Wednesday, August 21, 2013

PA/Sociology Program Welcomes New Faculty Members

Please join us in welcoming three new faculty members to our program this fall. And be sure to check this blog in the coming days as we feature each one of them in articles designed to help you get to know them better.

Evgenia Gorina, an Assistant Professor of Public Affairs, joins us from Arizona State University. She studies public finance and budgeting and is particularly interested in tax policy, fiscal rules, and institutions. Evgenia’s dissertation explores dimensions of local government fiscal sustainability, focusing on pension liability funding, debt burdens, and budgetary balance. Her recent coauthored paper in Public Budgeting and Finance examines effects of tax and expenditure limitations and the form of government on local finance. Evgenia’s secondary focus, shaped by her past work at the Center for Population Dynamics at Arizona State, includes internal and international migration. 






James Harrington, an Assistant Professor of Public Affairs, joins us from the Truman School of Public Affairs at the University of Missouri. He primarily studies issues related to performance management, performance data usage, policy evaluation, and education governance. His research has appeared in journals such as American Politics Research and American Journal of Education. Professor Harrington is currently working on several projects examining the dynamics of performance data usage in public agencies.

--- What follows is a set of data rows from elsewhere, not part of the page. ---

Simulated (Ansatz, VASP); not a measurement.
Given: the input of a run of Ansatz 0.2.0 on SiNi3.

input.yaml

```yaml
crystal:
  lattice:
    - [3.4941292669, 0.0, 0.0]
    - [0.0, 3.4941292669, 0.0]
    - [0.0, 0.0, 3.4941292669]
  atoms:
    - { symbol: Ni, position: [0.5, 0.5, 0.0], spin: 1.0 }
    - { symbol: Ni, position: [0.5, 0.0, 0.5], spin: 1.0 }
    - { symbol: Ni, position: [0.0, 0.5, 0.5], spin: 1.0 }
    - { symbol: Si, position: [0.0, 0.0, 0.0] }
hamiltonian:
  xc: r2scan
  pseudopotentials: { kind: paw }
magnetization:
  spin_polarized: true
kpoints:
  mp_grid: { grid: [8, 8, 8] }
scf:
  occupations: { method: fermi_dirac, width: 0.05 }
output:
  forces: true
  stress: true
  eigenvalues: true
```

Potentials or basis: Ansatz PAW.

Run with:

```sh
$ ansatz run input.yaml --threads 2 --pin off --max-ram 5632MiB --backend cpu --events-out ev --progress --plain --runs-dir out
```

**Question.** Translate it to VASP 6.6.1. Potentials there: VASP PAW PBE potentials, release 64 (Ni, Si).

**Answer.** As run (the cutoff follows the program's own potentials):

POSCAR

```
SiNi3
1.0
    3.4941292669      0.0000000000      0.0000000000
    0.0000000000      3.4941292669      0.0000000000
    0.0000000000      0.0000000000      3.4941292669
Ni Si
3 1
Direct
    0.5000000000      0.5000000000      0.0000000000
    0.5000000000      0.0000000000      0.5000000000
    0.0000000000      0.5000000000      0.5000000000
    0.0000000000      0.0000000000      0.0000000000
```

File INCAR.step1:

Nicholas Vargas is a new Assistant Professor of Sociology. His research focuses on status distinctions that operate as bases of social inequality and social inclusion/exclusion comprising race and ethnicity, immigration status, and religion. He is currently researching issues related to racial contestation, the experience whereby one’s personal racial identity does not match how they are perceived racially by others. Vargas’ peer-reviewed research has appeared in journals including Ethnic and Racial Studies, Social Science Research, Sociological Perspectives, and Sociology of Religion, among others. His research on religion and non-religion in the United States has received multiple awards from the American Sociological Association including the religion section’s “Most Distinguished Article” award with colleague Matthew Loveland.